PPIRS International Data Workshop - Session 1

This is a research guide designed to complement the presentation given by Jennifer Huck to PPIRS on Oct. 22, 2020.

International Censuses: IPUMS International

“IPUMS-International is dedicated to collecting and distributing census microdata from around the world. The project goals are to collect and preserve data and documentation, harmonize data, and disseminate the harmonized data free of charge.” (Quoted from landing page.)

“IPUMS International is the world's largest collection of publicly available individual-level census data. The data are anonymized samples from population censuses taken from around the world since 1960. Most census data samples contain basic demographic information, along with additional information on religion, occupation, industry, income, work status, education, type of housing, disability status, and household characteristics. In addition, supplemental information is available for some countries that includes fertility data, migration data, mortality data, and GIS boundary files.” (Quoted from project description.)

Geographic coverage: 98 countries.

Time coverage: Varies by country

Access: Free and publically available, but you need to register your research project in order to get access.

Source: Source data for IPUMS International are provided by participating National Statistical Offices.  The IPUMS home is the University of Minnesota.

What is essential to know:

(1) PRESERVATION: IPUMS-International is an archive of publicly available census samples (microdata).  This database contains the information recorded by census enumerators – not the compiled statistical tables. 

(2) HARMONIZATION: the data are coded and documented consistently across countries and over time to facilitate comparative research.

They also are attempting to preserve whatever documentation that the country would have provided at the time of the census, such as enumerator instructions and a copy of the questionnaire. 

While they do not have Census microdata samples for all countries, they have pretty good inventory of the censuses conducted in other countries, and whether or not microdata survived.

What is harmonization? “Composite coding schemes offer a solution. The first one or two digits of the code provide information available across all samples. The next one or two digits provide additional information available in a broad subset of samples. Finally, trailing digits provide detail only rarely available. For example, in IPUMS-International, the first digit of the variable for marital status is comparable across all samples. The second digit delineates consensual unions from other forms of marriage (where appropriate) and distinguishes among the categories separated, divorced, and married with spouse absent. The final digit provides additional detail with the married and married-spouse-absent categories (such as polygamous marriages in Kenya). The basic goal of our harmonization efforts is to simplify use of the data while losing no meaningful information.”  This correspondence table might help you understand how they harmonize their variables and codes across censuses.

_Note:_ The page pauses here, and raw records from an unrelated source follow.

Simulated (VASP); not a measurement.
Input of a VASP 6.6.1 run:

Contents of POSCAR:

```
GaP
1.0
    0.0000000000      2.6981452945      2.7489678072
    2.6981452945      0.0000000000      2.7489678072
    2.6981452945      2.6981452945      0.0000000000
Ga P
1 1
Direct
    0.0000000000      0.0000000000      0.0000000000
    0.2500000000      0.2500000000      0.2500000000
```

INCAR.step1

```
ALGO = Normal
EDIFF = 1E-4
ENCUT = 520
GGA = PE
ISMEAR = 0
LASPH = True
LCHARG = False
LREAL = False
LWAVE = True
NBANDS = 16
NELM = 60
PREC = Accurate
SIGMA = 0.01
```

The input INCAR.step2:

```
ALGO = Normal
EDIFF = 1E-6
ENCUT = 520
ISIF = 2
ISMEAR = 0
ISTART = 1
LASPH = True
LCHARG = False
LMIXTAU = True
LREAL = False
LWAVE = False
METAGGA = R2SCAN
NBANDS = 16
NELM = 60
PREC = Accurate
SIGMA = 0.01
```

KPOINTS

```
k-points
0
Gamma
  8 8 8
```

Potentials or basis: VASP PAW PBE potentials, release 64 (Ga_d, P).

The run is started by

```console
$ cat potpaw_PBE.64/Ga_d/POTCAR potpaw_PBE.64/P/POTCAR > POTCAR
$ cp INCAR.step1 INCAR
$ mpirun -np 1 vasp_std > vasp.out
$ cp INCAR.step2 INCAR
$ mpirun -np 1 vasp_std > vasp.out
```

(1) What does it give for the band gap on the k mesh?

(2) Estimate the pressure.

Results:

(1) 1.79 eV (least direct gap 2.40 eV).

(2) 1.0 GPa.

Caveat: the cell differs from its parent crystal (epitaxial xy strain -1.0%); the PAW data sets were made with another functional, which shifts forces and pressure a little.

One last thing: You should also be aware that a portion of the IPUMS microdata samples are “weighted, with some records representing more cases than others. This means that persons and households with some characteristics are over-represented in the samples, while others are underrepresented.”  If I believe I am working with someone who is perhaps less savvy about analyzing surveys, I will simply point out that they need to pull the survey weights in order to analyze the dataset correctly.  (But I’m not a statistician, so I don’t help with the analysis!)